When I was eighteen years old my mother died. She was 53. That was fifty years ago yesterday. Her funeral was in the little church I had grown up in. I’d like to be able to tell you that my Christian faith was a great comfort to me at the time but it wouldn’t be true. I wasn’t sure about this God who could let such a thing happen.
So later during my long ministry I had heartfelt sympathy with people for whom God seemed absent during a time of great grief. I know what it is like to be so grief-stricken that you can barely function. And sometimes the church makes it harder for grieving people by offering cheerful comfort that really isn’t helpful.
On top of that when God seems absent or remote one can feel guilty that one doesn’t have a stronger, more heroic faith in the face of adversity.
The psalm portion for today acknowledges this reality of being in a comfortless time in one’s life. The Psalmist admits: “My soul refuses to be comforted.”

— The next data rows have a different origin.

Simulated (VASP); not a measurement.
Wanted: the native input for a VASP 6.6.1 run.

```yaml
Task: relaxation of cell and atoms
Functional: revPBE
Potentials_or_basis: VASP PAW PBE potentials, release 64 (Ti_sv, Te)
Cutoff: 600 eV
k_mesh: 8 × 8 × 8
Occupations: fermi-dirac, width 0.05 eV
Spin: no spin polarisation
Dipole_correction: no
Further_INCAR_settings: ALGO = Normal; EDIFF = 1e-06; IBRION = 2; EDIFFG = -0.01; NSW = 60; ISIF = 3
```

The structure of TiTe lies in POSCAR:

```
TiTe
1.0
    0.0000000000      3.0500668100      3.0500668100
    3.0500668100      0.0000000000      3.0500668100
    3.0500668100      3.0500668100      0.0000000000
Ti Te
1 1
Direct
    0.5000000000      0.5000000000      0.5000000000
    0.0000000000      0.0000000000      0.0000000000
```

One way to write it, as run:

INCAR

Certainly the people of ancient Israel had plenty of opportunities to feel God had abandoned them. The wisdom of the faith expressed in this psalm is that even in their roughest of rough patches they remained in conversation with their God. That is why so many of the psalms are complaints or laments. They keep asking, “Where are you God?”
But they never stop asking, questioning, calling, seeking, while they wait in hope for a time of comfort.
Prayer. Jesus promised he would never leave us comfortless. Stay close, O God, even when our souls refuse to be comforted, and give us patience and hope.